It’s hard to talk about the God Eater games without mentioning the Monster Hunter series, with God Eater very much inspired by the longer running franchise. In the time since the last God Eater game there was Monster Hunter World. That series saw a return to consoles, taking a risk at opening up the game world and making it more accessible to new players. With a similar opportunity for the God Eater franchise, however it seems they went the path of least resistance. If you haven’t seen let alone played a Monster Hunter or God Eater game they fall under the action RPG genre. Within a limited playing field there’s monsters called Aragami. You are tasked with hunting and salvaging their bodies for parts, to create or upgrade your weapons, to in turn kill more Aragami. You are a God Eater, in game more often called an Adaptive God Eater (AGE), tasked with fighting the Aragami using hack and slash combat.

You’re armed with flashy over the top weapons called God Arcs. When you’re not out in the field you’re in a hub where you can craft or upgrade your weapons and shield, customise loadouts, and upgrade your team mates. Usually one or two people on the ‘dust crawler’ will want to talk, and you can have a short conversation with them. Then you choose your next mission and head out. Like Monster Hunter, you’ll be revisiting the same areas more than once. The missions themselves are often grinds. The first few hours are spent beating the crap out of smaller low level Aragami, and the odd encounter with a bigger and more time consuming Aragami. Later the bigger Aragami are more commonplace and there’s even worse than them. You begin to feel the time limits that all the battles have on them. The bigger fights is what the series is mostly focused on, most of the proper missions being the equivalent of boss battles and they feel it too.

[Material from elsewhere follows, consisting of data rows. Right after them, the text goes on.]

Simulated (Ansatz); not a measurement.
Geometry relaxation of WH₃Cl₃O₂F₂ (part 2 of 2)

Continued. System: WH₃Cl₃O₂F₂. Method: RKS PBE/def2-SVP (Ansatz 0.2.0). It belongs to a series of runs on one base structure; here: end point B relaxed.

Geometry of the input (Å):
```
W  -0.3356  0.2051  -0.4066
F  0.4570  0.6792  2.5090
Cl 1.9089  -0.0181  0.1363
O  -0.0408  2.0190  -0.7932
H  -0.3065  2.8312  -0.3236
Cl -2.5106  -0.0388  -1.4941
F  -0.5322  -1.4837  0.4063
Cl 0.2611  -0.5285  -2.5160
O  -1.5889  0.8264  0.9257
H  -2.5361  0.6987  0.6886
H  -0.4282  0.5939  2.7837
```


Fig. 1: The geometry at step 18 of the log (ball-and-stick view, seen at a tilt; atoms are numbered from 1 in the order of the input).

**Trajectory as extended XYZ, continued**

In the third game the world has been ravaged by the Ashlands, a calamity that devours everything and turns it to dust, Aragami and human alike. The group of God Eaters your customised character has been imprisoned with live out their days locked in a subterranean base called a Port. It’s nothing more than a prison cell where God Arc users are treated like trash, sent out to fight Aragami and locked back up in the cell at night. After a turn of events your group of God Eaters wind up with a travelling caravan, lending their help as they continue doing what they do best and that’s killing Aragami with style. From here the story twists and turns and runs its course. If you’re an anime fan there’s likely little real surprises here for you, but that doesn’t mean it’s not fun. Although one part that is less fun is running around the hub world looking for characters with conversation bubbles. You can’t take on any missions without clearing these conversations first, and it gets boring quick having to find them.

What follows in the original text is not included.